The FAQ Extract and Import features support extracting FAQs only from the following:
- JSON, CSV, PDF file formats and
- Webpages
Comma-Seperated Value (CSV)
- The imported FAQs interpret the text in the first column as a question and that in the second column as an answer.
- The file must not have any headers.
- Any headers and the text present in the other columns are ignored.
Portable Document Format (PDF)
- The Extracted FAQs from PDF files processes the content from a PDF and converts it into question-answer pairs.
- Documents with the table of contents: Ideally a document with a table of contents is preferred. In such cases, the table of contents is extracted first and then used to parse the document and identify headings. The information present in the table of contents is used to derive the hierarchy of headings (headings, subheadings, nested sub headings, etc.). These levels are separated by a vertical line as a delimiter (heading | subheading | sub-sub heading) as part of the extraction process.

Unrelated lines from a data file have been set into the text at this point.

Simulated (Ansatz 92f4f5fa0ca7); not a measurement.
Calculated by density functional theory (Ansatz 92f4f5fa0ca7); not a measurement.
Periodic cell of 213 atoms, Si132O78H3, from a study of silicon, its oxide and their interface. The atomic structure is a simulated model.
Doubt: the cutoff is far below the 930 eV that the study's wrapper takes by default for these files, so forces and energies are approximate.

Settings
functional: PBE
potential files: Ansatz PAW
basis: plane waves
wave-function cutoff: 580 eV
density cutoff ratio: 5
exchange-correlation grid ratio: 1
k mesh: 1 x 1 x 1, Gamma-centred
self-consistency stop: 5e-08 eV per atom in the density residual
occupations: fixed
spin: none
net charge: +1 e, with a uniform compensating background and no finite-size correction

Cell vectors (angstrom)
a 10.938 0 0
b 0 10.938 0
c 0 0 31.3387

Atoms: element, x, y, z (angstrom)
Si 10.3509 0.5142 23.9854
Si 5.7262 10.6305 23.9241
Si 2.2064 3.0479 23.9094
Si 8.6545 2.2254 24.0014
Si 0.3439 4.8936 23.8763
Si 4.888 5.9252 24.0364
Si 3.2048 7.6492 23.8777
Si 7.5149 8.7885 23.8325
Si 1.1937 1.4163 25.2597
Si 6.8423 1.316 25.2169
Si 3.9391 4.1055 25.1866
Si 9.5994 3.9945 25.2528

- Documents with no table of contents: In such cases, a pre-trained machine learning model is applied that identifies headings based on either font style or font size. In the case of using font size, the heading hierarchy can also be derived.
- The text is then formatted with a uniform header and paragraph blocks.
Web Pages
The Extract FAQs supports the following three different FAQ web pages:
- Plain FAQ pages with linear question-answer pairs.
- Pages with question
- hyperlinks that point to answers on the same page.
- Pages with question hyperlinks that point to answers on a different page.
Extraction of certain FAQs on the webpage fails under the following conditions:
- The question text is split between multiple HTML tags on the FAQ page.
- The tag applied to the answer is neither the child nor the sibling of the extracted question as per the HTML DOM structure.
- The question does not have a hyperlink to the answer (applies to FAQs with hyperlinks).
- When the questions hyperlink to the answer, but the question statement is not repeated above the answer (applies to FAQs with hyperlinks).
The extraction of the entire FAQ page fails if the page consists of more than one FAQ page type mentioned previously.